The Thick Of It: s04 e04.2 – 04.4


It’s still funny, but this was where it stopped being funny.

The Thick of It is composed of many things, but cynicism, outrage, anger and disgust are very high on the list of ingredients in the same way that tuna is high on the list when you’re making a tuna casserole. There’s no point in saying that it wouldn’t be quite the same without them, because it just wouldn’t be without them. It’s exactly the same as YesMinister, only completely different: you laugh not only because the jokes are funny but because, not very deeply inside you, you believe that this is exactly what it is really like, only it’s a lot safer confined to 28 minutes and 50 seconds on BBC2 once a week.

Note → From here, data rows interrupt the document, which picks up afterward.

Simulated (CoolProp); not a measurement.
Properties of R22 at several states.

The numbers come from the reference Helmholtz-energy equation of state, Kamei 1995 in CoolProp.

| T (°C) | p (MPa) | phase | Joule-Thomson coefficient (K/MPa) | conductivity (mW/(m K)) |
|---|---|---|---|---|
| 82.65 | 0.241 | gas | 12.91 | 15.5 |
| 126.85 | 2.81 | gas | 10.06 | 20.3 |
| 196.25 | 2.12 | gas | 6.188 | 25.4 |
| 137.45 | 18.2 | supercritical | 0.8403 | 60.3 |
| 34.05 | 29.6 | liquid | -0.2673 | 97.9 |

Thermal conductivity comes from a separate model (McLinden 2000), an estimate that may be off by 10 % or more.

The point is that this is supposed to be just that bit exaggerated, a little bit OTT or even mildly surreal, real life taken that bit further than it’s gone this particular Wednesday, so you can maintain the polite fiction to yourself that it is exaggerated and it’s not as bad as this really.

And three episodes like this hit you in the face, one after another, slap, slap, slap, until you’re seeing stars like in some old Tom and Jerry cartoon, and you connect this which was fiction in 2012 with what you see and hear about you in 2023, and it stops being so fucking funny after all.

Things have changed. In Life, as in Art, there’s been a change of Government. Let’s make no bones about it, the Tories are in power now, propped up by the Liberal Democrats (for whom I voted in that Election and never will again: this is personal). The old ‘gang’ has broken up, with Glenn Cullen and Terri Coverley still at DoSAC, working under the new split regime alongside the new masters, Roger Mannion, Stewart, Emma and Phil, whilst Nicola Murray is somehow Leader of the Opposition, with Ollie in her camp and Malcolm Tucker still fucker-in-chief. We flip-flop back and forth between the two camps, Labour in episodes 2 and 4, Tory in between like they got the first episode of the series.

There’s a disconnect here, one of the few places where Ianucci & Co have elided the hard bit, the bit that the Star Trek: Deep Space Nine scripters left out because it was too hard, because over her two episodes we see how shitty Murray is as Leader, ridden by nerves, indecisiveness, insincerity and a blindingly obvious lack of competence that sees her defenestrated in episode 4 and not a moment too soon, but given that she was exactly the same in series 3, how the hell did she get the job in the first place? Plausibility gap the size of the Grand Canyon.

How it’s done to her, the complexity of the plotting that co-opts Ben Swain and simultaneously clears him out of the way to procure the coronation of the sinister smoothie Dan Miller, is all very good. The personal responses of everyone involved, especially Murray herself, are brilliantly expressed. But how she got there to be toppled is the hole in the doughbut for which not custard, not chocolate nor oversweet strawberry jam is even suggested.

In between, we get the brusque, tired, put upon Peter Mannion, DoSAC Minister, giving up his Bank Holiday to attend one of guru Stewart Pearson’s ‘Thought Camps’. Mannion’s the good guy in all this. He might be a Tory, and no-one conceals that, but he’s Ken Clarke to everybody else’s Cameron-and-Osborne. He’s common sense and plain speaking, he’s the hunan being in the room and he’s the living representative of our reaction to Stewart, the one really seriously despicable figure in all this with his bullshit speak and thinking. But he’s a Tory, just like Clarke was and still is a Tory.

And they get the stinking tragedy, the man made homeless by Governent policies who commits suicide by exhaust poisoning the day they’re coming to evict him from his tent. Only Glenn Cullen reacts as you’d hope you would react, sseeing this as a human being, a person destroyed. It’s a cold moment that hits foursquare because up to now the reality of the man’s position has been obscured, deliberately, by giving him a funny name that everyone pronounces like one of tthe Mr Men.

It’s real, it’s bitter, it’s funny, but that’s the problem. The real thing has gotten out of hand. It isn’t funny. It’s the very reverse of funny. And it takes The Thick of It with it today.